Hello, we're on <GoodData.CN> 3.29. We're seeing t...
# gooddata-cn
p
Hello, we're on GoodData.CN 3.29. We're seeing this failure in the sqlExecutor logs which seems linked to certain insights not rendering:
Copy code
action=nonRetryableCallFailed location=Location{uri=<grpc://10.161.93.82:16001>} flightAction=GetFlightInfo message="Call failed. Reason: Flight 'cache/raw_tmp/93ddf4b6-9448-45c5-af8d-a51bde47f676/21248fc8a6ff45a9b19445b64cbb76be/31eff337-aaf7-4738-89f2-f8008ff63009/2723cb2c-65d7-4fd8-b124-ad2ec64bfe2c/535c5a3c8308d2cfb5762ee85ce587a1' does not exist.. Detail: Failed"

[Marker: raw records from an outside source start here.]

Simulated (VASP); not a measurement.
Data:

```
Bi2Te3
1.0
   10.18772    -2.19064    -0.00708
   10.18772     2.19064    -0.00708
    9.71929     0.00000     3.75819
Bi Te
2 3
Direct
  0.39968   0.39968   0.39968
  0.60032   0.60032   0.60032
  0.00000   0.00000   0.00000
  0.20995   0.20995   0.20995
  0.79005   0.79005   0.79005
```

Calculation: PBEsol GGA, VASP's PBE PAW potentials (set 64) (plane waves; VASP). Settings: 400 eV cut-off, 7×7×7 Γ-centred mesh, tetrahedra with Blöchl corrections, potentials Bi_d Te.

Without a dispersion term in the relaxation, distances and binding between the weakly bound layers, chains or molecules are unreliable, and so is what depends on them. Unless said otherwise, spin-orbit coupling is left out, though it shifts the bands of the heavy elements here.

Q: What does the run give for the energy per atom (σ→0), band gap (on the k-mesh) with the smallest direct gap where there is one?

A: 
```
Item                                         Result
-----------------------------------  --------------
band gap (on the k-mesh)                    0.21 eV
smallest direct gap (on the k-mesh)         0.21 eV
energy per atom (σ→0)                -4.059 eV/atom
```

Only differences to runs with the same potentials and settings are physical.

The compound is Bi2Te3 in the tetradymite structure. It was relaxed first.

To help us debug this issue, we'd like to know what causes this failure and how serious it is. Is there anything we can do to make our calls retryable (instead of nonretryable) so we can avoid these failures? 🙏
r
Hello Pete, may I ask what
durableStorageType
type for quiver pods do you use? https://www.gooddata.com/docs/cloud-native/3.35/install/installation-configuration/#storage We support AWS S3 or file system. In case you use file system (
FS
), you need to attach volume with accessType
ReadWriteMany
(single volume can be mounted to multiple pods, e.g. NFS, AWS EFS, or similar). If you don't specify storageclass supporting
ReadWriteMany
access type, files will be kept locally in pod that handled the request. When subsequent request tries to access this file, you may face this issue if request is handled by a different pod.
p
Hi Robert, thanks for getting back. We use "S3" as the durableStorageType.
d
Hi Pete, is this issue persistent or does it resolve on retry? Are you running any cache invalidations at the same time by any chance? We have seen such errors occasionaly when running the uploadNotification API during a running report execution 😕
p
Hi Dan, no, we are triggering no active cache invalidations at the time when we see these errors. The error does seem to resolve on retry, but this is very disconcerting for our clients who are generating large batches of reports. When they find that several reports fail due to this exception, they then have to hunt through a long list of reports to identify which ones failed and re-run a smaller batch of failed reports. They do not know that we are using GoodData, so they complain to us that our system is not reliable.
d
I see 😕 we have had this issue crop up from time to time and especially when invalidations were at play at the same time (that is why I asked about that). However, since it was relatively rare and solvable by a refresh, it has not been prioritized yet, unfortunately
p
This is not a rare or sporadic occurrence for us. We are seeing thousands of such events in our logs. We are seeing failures in reports where this is the only issue visible in the logs with the associated traceIds. We will follow up in a support request.
r
Hi Pete, Radek from L2 Technical Support here - when you do open the support ticket, can you include any log examples of this happening you have, with the complete log context (following one traceId start to finish)? As Dan mentioned, since this is relatively rare, it's a little hard to catch - so the more we have, the easier it will be to get to the bottom of this. Many thanks! 🙂
p
Hi Radek, absolutely. I will include the full logs with our request.